Who or What?

Back in the days when I was growing in my career I did the periodic, obligatory networking events. I am by nature an extroverted introvert – I like being around people but I loathe working a room, so the events were always dreaded and I was not good at them. Maybe the issue was that I wasn’t that motivated by growing a network or climbing the ladder or what have you, but I always felt like we were all missing the opportunity to share the fullness of ourselves as we shared only the pieces that would or might be useful in the pursuit of some unknown opportunity.

Even when I was a part of smaller groups the exercise of introducing yourself by name, who you worked for, title or what you did, felt like it just missed the parts that I was most interested in. I suppose it is for the same reason that I am not a fan of social media, the curated image of how you want to be seen without the more interesting parts that create the nuance of who you are, the ways we might really connect with one another, those are all missing.
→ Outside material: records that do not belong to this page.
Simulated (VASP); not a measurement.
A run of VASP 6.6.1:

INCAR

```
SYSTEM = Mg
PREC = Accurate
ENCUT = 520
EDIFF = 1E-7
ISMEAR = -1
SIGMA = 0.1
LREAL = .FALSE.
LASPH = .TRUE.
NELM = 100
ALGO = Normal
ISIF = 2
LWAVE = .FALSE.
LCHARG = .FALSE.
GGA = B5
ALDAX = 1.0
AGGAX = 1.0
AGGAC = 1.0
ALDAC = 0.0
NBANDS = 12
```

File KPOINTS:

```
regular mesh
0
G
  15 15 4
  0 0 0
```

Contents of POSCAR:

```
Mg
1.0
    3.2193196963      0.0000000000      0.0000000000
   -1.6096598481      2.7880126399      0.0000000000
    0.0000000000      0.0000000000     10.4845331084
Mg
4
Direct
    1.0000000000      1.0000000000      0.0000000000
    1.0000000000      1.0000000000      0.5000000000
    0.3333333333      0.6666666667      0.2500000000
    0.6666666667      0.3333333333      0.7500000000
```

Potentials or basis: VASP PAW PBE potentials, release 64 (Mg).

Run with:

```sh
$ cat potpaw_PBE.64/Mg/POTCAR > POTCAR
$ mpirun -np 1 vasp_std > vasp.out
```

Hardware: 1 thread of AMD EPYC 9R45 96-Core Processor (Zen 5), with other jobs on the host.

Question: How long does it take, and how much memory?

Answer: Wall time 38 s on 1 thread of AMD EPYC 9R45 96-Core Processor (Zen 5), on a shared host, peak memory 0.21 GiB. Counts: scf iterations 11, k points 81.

I am now in the second half of my life, literally and I hope metaphorically per Richard Rohr, and I am thinking a lot about not just the ‘what’ of my life, but the ‘who’ of my life. Who I am is not the same thing as what I am because what I am changes and shifts and responds to new needs and circumstances as I move along. I was the mother of young children and that required a different kind of parenting; now I am the mother of adults and I have to learn what that means in a whole new way.

‘Who’ is more about the being-ness of my existence, the ‘what’ is more about the doing-ness, and I have this sense that we would all be better off if we spent more time in being who we are than in doing what we identify as ourselves. This is not a new idea.

When you get too caught up in the doing part of your life you run the risk of becoming that thing and nothing more. I am an X, whatever that is for you, is not the being of your existence. It is the thing that you are doing. We move through phases of life that ask different things of us, that require different skills, and as we have different aspects of ourselves to offer what do we miss if we keep trying to do the same thing we have always done? Once you could lift fifty pounds, what then when you cannot? We live in a time and place where there can be more than that one thing you did, and yet we hold on to that identity of the doer at a cost to our own growth and the opportunity for growth for others.

I don’t think that once you hit a certain age you should retire from the world, you should stop sharing your skills, or stop being a vital participant. I do think that we need to release ourselves from our doing identity in order to flexibly, and creatively offer our present being to new opportunities. I’m not talking about leaving work and learning to knit, though there is nothing wrong with knitting. I mean that we need to not be afraid to say, ‘I am not a senator,’ or ‘I am not the CFO,’ but to instead say I have given my skills in this place for this purpose, and now I am ready to allow the creative movement of a new person in this place and the creative movement of showing up as more than just the title I held for these last many years.

We get stuck in places of identifying with what we do because we don’t know how to value ourselves beyond that social role, we don’t know how to be more or different than what we have already done; we get scared of letting go of the known and once we are afraid of something we grasp so tightly there is no space for anything else to present itself. And the truth is we like it to be easy: ‘hi, my name is —, I am a —.’ We know what to do with that, both for the people we meet and for ourselves. It requires no faith to cling to our known identify, no real trust that God will show up and give us something new.

“Very truly, I tell you, unless a grain of wheat falls into the earth and dies, it remains just a single grain; but if it dies, it bears much fruit. Those who love their life lose it, and those who hate their life in this world will keep it for eternal life.” -John 12:24-25, NRSV

Letting go of the ‘what’ I am right now is scary, trusting that ‘who’ I am can flourish really can feel like a death. Richard Rohr talks about that in Falling Upward as the ego death; I think of it as like the peeling away of a an old skin that lets growth emerge. The process is hard, no question. I just wonder, for myself, for all of us, how much more can you be when you allow the where of your life to invite the what you need to do based on the core of who you are?